Fearsome fish’s jaw on display at museum

John Foster shows the spiky teeth of a xiphactinus at Dinosaur Journey in Fruita. Foster, curator of paleontology, says it’s the first of its kind to be found in the Grand Valley.

Some 70 million years, give or take, after its body settled into the muddy bottom of the Western Interior Seaway that we now know as the Mancos shale, the jaws of a 15-foot xiphactinus are on display at Dinosaur Journey in Fruita.

Xiphactinus was a fearsome predator that roamed the shallow inland seas of the Cretaceous Period, and its fossilized remains are well-known in Kansas.

The toothy jaw of “Jed the fish,” as he was dubbed by the family of his discoverer, Jed Smith, more than a decade ago, now sits in a display case with scales, pieces of rib, rays from a pectoral fin and other bits and pieces.

“It looks like a shark scavenged the carcass at some point,” said John Foster, curator of paleontology at Dinosaur Journey.
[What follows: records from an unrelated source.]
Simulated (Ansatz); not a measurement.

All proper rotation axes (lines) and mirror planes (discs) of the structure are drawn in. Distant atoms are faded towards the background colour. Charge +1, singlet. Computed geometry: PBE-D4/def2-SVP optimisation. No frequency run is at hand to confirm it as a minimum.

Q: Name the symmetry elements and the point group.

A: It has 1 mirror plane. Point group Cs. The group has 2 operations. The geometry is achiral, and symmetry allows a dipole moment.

A tiny bit of shark tooth was unearthed when the museum last year was called in to complete the excavation.

Visitors who view the xiphactinus jaw will see spiky teeth sticking out from jawbone, but what’s not immediately plain is that both sides of the jaw were crushed and petrified together, Foster said.

He turned the jaw over to show the opposing side.

The weight of settling sands appears to have forced the two sides of the jaw together, but the bone was strong enough to hold its shape, Foster said.

“Jed the fish” is the first xiphactinus to be found in the Grand Valley, but another specimen was discovered near Snowmass in the 1960s, Foster said.

The jaw is on display from
9 a.m. to 5 p.m. seven days a week at Dinosaur Journey, 550 Jurassic Court.